Business
If you want to sustain your leadership, remain ethical
Ethical leadership is more important now than ever, in order to remain in command, lead the company and employees in a good position and overcome crises.
If you want to last a long time as a corporate leader, especially as a CEO or another powerful player in the C-suite, then mind your code of conduct. Remain accountable and adhere to the highest standards of integrity, and do not merely relegate what you learned in your ethics class to your memories of business class.
This is the advice given by Entrepreneur, which reported on the CEO study made by Strategy&, an arm of PwC. Strategy&’s 2016 CEO Success Study highlights the fact that the number of top-ranking leaders who had been fired for a lapse in moral and ethical values has risen by 36 percent in the past five years. A thorough look at 2,500 prominent corporations which had experienced a series of successions during that time frame was done.

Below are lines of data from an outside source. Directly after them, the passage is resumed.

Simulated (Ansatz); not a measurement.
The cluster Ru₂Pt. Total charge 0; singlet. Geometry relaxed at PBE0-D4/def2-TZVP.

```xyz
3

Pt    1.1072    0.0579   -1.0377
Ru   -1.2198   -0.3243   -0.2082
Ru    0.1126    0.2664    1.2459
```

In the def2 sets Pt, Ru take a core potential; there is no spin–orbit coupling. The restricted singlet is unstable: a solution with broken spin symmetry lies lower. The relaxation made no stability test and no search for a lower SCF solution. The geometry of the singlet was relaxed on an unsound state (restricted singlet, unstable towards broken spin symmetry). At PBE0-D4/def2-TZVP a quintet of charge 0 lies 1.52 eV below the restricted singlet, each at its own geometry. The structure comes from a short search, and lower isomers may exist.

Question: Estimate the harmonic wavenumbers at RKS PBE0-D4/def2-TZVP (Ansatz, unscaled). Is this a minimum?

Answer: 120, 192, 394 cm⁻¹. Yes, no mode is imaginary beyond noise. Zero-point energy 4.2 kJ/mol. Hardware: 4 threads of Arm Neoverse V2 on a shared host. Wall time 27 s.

About 5.3 percent of the changing of the corporate guard had to do with the CEO literally being fired from his job. The abrupt terminations of these CEOs are traced to serious errors in judgment calls, behavioral flaws or even criminal actions such as but are limited to fraud, inappropriate sexual dalliances, graft and corruption, bribery of public officials and other important shareholders, insider trading, and corporate negligence that has resulted in spoilage of or damage to the environment.
The members of the company such as the employees, their shareholders and partners, and government and media are also increasingly demanding greater responsibility from their CEOs. This trend started after the subprime economic crisis from 2007-2008 shattered public trust in corporate leadership. Today, a decade later, what is sustaining this demand is a confluence of factors such as more watchful government bodies, relentless media coverage of corporate behavior, and the current business landscape which has closely linked leadership behavior with stock market performance.
Today, a decade later, what is sustaining this demand is a confluence of factors such as more watchful government bodies, relentless media coverage of corporate behavior, and the current business landscape which has closely linked leadership behavior with stock market performance.
The Harvard Business Review also cautions readers that fraudulent leadership decision-making and actions can adversely impact employee behavior. Should an organization’s values be violated or disrespected, 77 percent of its own workforce doubt its credibility, which in turn leads to poor performance and a decline in productivity.